Dismiss Notice
Join Physics Forums Today!
The friendliest, high quality science and math community on the planet! Everyone who loves science is here!

Homework Help: Evaluating Limits

  1. Sep 5, 2011 #1
    Why is it that lim n->inf sin(n)^(1/n) = 1? I can't seem to figure it out why, thanks for any help that you can provide.
     
  2. jcsd
  3. Sep 5, 2011 #2
    What kind of values would Sin(n) take where whatever (n) is ?
     
  4. Sep 5, 2011 #3
    All values from -1 to 1, including these values, and then you would raise all those values to ^(1/n), were n is all values from 1 to infinity including 1, still unsure why though
     
    Last edited: Sep 5, 2011
  5. Sep 5, 2011 #4
  6. Sep 5, 2011 #5

    lanedance

    User Avatar
    Homework Helper

    its an interesting one

    now do you need to prove it or just convince yourself qualitatively?

    first what is the limit of
    [tex] \lim_{n \to \infty}(-1)^{1/n}[/tex]

    in fact for any number a, not zero, what is
    [tex] \Lim_{n \to \infty}(a)^{1/n}[/tex]

    another thing that is instructive to do might be to consider the magnitude in the limit

    The problems with sin will be around the zero, or n = k.pi, for integers k. For large n the exponent will "squeeze" these points of divergence to an infinitesimal region
     
  7. Sep 6, 2011 #6

    dynamicsolo

    User Avatar
    Homework Helper

    It is correct to say that you will need the "Squeeze Theorem" in some way, because L'Hopital's Rule will be useless since [itex]\lim_{n \rightarrow \infty} \sin(n) [/itex] does not exist.

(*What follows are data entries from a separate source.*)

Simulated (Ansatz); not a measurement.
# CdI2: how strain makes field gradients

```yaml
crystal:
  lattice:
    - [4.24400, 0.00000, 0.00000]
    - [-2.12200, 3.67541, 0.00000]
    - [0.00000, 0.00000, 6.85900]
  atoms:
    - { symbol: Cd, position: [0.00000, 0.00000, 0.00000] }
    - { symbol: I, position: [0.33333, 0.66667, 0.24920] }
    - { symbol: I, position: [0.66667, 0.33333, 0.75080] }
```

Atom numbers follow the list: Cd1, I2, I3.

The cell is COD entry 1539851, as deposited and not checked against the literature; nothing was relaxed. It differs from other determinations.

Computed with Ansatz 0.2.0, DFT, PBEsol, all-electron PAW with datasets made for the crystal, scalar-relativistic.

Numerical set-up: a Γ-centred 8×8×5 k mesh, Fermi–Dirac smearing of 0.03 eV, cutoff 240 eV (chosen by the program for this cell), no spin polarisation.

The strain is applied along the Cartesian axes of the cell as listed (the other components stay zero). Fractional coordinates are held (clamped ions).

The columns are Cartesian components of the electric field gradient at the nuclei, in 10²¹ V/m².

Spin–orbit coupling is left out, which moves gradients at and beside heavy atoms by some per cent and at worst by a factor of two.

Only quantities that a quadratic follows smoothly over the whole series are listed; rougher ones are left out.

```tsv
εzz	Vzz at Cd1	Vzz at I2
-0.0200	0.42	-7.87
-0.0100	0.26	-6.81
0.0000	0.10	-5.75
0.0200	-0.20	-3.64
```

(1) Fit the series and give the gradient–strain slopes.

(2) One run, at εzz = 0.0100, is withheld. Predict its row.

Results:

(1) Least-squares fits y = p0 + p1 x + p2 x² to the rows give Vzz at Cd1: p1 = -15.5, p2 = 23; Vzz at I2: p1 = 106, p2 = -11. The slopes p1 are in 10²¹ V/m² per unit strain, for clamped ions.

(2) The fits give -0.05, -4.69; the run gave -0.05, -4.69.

    However, you will need to avoid using the problematic function [itex]a^{1/n}[/itex] , with a < 0 : it has a countably infinite number of undefined points, those being where n is even. (I notice, in fact, that Grapher won't even attempt y = (-1)1/x .) The proof will need to be drawn a bit more carefully...
     
  8. Sep 6, 2011 #7
    I originally thought that as well

    lim n->inf a^(1/n) = 1

    so

    lim n->inf sin(n)^(1/n) = 1

    but I wasn't so sure about that because lim n->inf sin(n) is undefined but would contain some value between -1<= sin(inf) <=1, at least I think

    and ya interestingly enough for some reason (-1)^(1/inf) is -1 and not positive one, not really sure why, (-1)^(1/inf) should be equal to (-1)^0 and should be equal to one 1 but it's not and actually negative one, not really sure why it's -1 and not 1, 0^(1/inf)=0^0 is undefined as well.
     
  9. Sep 6, 2011 #8

    Dick

    User Avatar
    Science Advisor
    Homework Helper

    If you mean lim n->inf sin(n)^(1/n) where n is a real number then to say it's 1 is silly. If n=k*pi, then sin(k*pi)=0 and 0^(1/n)=0. That's not near 1. If you mean n to be an integer then it's not so obviously wrong because k*pi is never an integer, but it can be REALLY CLOSE to an integer.
     
  10. Sep 6, 2011 #9

    Dick

    User Avatar
    Science Advisor
    Homework Helper

    Why would you think lim n->inf (-1)^(1/n)=(-1)?? First of all you have to DEFINE what (-1)^(1/n) means since there are n different nth roots. By making a sufficiently bizarre choice I think you can make the limit come out to any complex number z such that |z|=1. The usual principal root choice would make it +1.
     
  11. Sep 6, 2011 #10

    dynamicsolo

    User Avatar
    Homework Helper

    Actually, having thought about this general term a bit more and making a graph of it, I think the correct answer is that this limit does not exist. The function [itex]f(x) = (\sin x)^{1/x}[/itex] is undefined exactly half the time , which means that it has no meaningful value at half of the integers n .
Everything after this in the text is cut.